Amery’s entertaining use of the mechanism of time travel, his play with fiction and historical reality, his colourful juxtaposition of competing genre forms and linguistic registers, and his idiosyncratic use of metaphor, allusion and quotation belie a deeply serious underlying message. In a speech ‘Nachrichten aus der wahren Geschichte’ written for the PEN congress of 1977 he speaks of ‘die Aufgabe, Nachrichten aus der wahren Geschichte [i.e. truth concerning the social and natural environment] in eine interessen- und angstbestimmte öffentliche oder veröffentlichte Meinung einzuführen [...] als Anti-Experte; als der Generalist, der Störenfried, der nach des Kaisers Kleidern fragt’.

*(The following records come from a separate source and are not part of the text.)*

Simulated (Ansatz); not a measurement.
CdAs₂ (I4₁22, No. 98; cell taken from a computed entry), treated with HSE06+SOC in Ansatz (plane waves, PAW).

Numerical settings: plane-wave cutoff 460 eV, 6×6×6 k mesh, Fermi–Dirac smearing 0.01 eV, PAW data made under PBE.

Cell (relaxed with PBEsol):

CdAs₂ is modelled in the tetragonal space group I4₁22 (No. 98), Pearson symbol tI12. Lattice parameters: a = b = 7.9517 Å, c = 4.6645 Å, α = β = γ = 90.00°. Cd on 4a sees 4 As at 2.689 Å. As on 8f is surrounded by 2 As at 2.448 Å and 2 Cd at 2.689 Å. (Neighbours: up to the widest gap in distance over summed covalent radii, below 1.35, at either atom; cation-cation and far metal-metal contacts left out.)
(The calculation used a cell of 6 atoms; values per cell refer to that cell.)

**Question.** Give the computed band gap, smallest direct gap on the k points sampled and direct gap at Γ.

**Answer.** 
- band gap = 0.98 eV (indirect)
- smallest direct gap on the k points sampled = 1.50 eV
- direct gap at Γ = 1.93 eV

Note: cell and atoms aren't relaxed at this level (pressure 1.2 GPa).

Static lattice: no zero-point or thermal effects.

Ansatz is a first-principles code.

Amery stands out among contemporary German writers in the centrality and continuity of his ecological concern. Underlying his novels is a conscious use of literature as a vehicle for speculation, and a dramatisation of ecological arguments and conflicts. However, they are free of crude didacticism. Perhaps wisely, Amery does not attempt to envision a reconciliation of nature and culture in any detail. Though one finds isolated images of an ecologically sustainable life, these are not systematically developed. Even Der Untergang der Stadt Passau, which may be seen as dated by its underlying millenarianism and flawed by touches of male chauvinism (the tough ‘cowboy’ attitude towards women goes uneasily with an ethos of sensitivity towards and partnership with nature) is full of amusing realistic detail, not least where it champions the rustic Niederbayern against the culturally superior Oberbayern.